I am not entirely sure that is possible…

Wednesday, November 11, 2009

Blindness

what would happen if one by one we all lost our sight? what would happen then if anybody who was blind were locked up in an isolated area? what if food were not enough for everybody and what if someone tried to take control of it?

Those questions are addressed in the movie "Blindness". The people in this movie had jobs, lives, education, purpose, hopes, dreams and freedom before they were blind and automatically locked up in a building. What happened inside that place could be described as horrific and unlikely but is it really?

What actions are identified as human nature and what is considered fiction? Would someone try to take control over the food? would someone want to take advantage of the situation and try to take people's possessions in exchange of food? since nobody has any money once their valuables are gone what do you think they will go for?

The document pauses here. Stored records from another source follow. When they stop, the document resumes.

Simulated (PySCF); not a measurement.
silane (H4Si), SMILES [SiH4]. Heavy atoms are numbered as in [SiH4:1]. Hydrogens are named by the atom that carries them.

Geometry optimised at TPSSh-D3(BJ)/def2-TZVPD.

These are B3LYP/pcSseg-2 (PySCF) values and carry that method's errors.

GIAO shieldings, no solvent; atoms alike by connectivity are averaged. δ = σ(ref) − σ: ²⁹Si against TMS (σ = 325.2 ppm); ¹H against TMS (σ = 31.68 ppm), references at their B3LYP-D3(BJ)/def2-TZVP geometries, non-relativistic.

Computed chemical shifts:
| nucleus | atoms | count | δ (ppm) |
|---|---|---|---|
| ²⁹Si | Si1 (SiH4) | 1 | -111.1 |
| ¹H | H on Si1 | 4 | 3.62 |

Survival is human nature but what does that entail? are we incapable of surviving without taking control over others? hurting, taking advantage or even killing each other?

No, I refuse to think of our kind as intolerable and cruel. Now the movie showed two different kinds of leadership... the tyrant (male) and the caretaker (female). This suggests that the difference in testosterone and estrogen in males and females has a deep impact on our actions and the way we react to stressful situations.

Would the world be a better place if women had the power or the simple fact of making them the powerful sex make them tyrants?

It's too soon to tell but I hope I get to see that before my time is done here...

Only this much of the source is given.